Friday, June 29, 2012

Five Reasons to Find the Novel in Your Full Length Play

In the first post I declared that there certainly is a novel to be found within your full length play.  But it won't be an easy job pulling it out. The effectiveness of the story told in a play depends so much on the director, the cast, the set, lighting, and sound -- all of the collaborative elements of the art form.  I'm not sure I completely agree but it's been said that a play is a 'blueprint" of a story.  Unless your name is Arthur Miller or David Mamet you probably are not going to have much to say about what takes place on stage.  Many grad schools in their MFA program teach that the playwright often does not even know what the essence of the story is. It takes the collaborative process to allow it to emerge. Now, that's another discussion altogether.  Let's get to the reasons to find your novel in your already completed full length play.

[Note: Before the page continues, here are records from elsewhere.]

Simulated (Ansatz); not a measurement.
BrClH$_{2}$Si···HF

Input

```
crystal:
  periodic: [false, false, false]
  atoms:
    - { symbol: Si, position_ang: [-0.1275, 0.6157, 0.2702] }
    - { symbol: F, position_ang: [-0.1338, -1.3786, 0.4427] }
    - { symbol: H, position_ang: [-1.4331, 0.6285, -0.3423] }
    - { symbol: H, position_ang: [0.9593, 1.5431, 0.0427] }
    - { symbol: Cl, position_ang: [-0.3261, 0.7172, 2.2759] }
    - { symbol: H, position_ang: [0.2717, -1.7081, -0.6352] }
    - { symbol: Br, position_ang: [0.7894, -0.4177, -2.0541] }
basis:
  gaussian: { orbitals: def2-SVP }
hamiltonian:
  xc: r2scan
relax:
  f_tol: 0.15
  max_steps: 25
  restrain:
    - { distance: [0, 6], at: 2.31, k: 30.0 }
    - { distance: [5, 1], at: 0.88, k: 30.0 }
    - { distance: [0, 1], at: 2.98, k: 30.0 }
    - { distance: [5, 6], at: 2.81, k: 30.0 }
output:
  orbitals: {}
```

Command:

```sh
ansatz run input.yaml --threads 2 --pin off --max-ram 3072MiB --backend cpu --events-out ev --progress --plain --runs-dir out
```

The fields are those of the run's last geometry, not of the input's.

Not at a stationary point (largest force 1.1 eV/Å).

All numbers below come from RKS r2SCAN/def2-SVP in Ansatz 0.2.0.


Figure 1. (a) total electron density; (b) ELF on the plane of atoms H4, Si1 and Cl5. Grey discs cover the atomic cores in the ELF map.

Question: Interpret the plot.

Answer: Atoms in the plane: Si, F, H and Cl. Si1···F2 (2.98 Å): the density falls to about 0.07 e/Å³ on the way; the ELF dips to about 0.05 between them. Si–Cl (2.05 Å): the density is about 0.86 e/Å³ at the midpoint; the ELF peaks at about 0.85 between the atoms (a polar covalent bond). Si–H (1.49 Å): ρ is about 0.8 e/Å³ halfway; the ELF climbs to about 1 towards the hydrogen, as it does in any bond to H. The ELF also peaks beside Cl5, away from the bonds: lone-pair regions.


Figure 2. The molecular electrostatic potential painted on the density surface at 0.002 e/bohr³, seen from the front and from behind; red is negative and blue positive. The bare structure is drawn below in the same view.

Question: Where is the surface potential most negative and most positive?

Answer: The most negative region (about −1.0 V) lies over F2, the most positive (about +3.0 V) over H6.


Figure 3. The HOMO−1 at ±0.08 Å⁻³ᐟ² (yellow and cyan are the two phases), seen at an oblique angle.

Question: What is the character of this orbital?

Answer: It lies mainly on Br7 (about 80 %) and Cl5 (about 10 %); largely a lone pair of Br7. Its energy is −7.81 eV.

Reason One:  You've already tackled the hard parts.  In putting your play to paper you've decided on the central characters and the setting.  You've arrived at the essence of the story that you want to tell.  You decided long ago that this was a story worth telling.

Reason Two:  Chances are your novel will go farther than your play ever will. This is not exactly the golden age of the stage play with theaters all across the landscape eagerly awaiting the next new play. Professional theater has an extremely hard shell that few playwrights ever crack. Amateur theater groups in this country rarely if ever do anything new. It's an actor's medium, especially at the local level. Meanwhile, the publishing industry is undergoing radical change.  There's no need anymore to wait for publishing lightning to strike.

Reason Three:  Revision is easier and more fun.  You've developed a manuscript of 80 pages or more that contains your story. Now, it's fleshing it out, tweaking it, "opening it up".

Reason Four:  Your story's structure is in place.  You know what's at stake in the story. You've already created an arc.  You know what the climax is.

Reason Five:  Your characters already have their voice.  Probably more than anything else, you labored over a distinctive voice for each of your characters. Lots of the dialog can be lifted right off the page.

Tuesday, June 26, 2012

Can a novel be hiding out in your full length play?

The answer is yes, of course. But do you really want to go there? The proposition raises issues all over the place.  What issues?  A story is a story, play shmay, right?  Well, if you've written a full length play, you've spilled your blood all over the pages. You've chosen the stage as the place where your story will be told perhaps because you could not imagine a more satisfying experience as a writer than actually seeing your heroine alive and walking about before your eyes, and she's saying your words.  You will sit in a darkened theater and suspend your disbelief along with the audience as the story unfolds in three dimensions. Wow.

You crafted scenes that taken together are the essence of your story. You've implied back stories for all your characters that are revealed in their dialogue and their motivations. It's all clear to you and you have supplied stage directions for the director, cast and crew to make sure of it. But is it really crystal clear? Or have you surrendered absolute clarity to a collaborative conception? Above all else a play is a collaboration for sure. I mean, would a novelist ever leave the heroine's physical presence up to someone else's vision? That's exactly what happens when auditions and call backs for a play have been completed and your heroine is cast.

You see what I mean about issues. Do you really want to go there?

Monday, June 18, 2012

About My Blog

This a  place to talk about the process of  'getting there' in the worlds of playwriting and thrillers.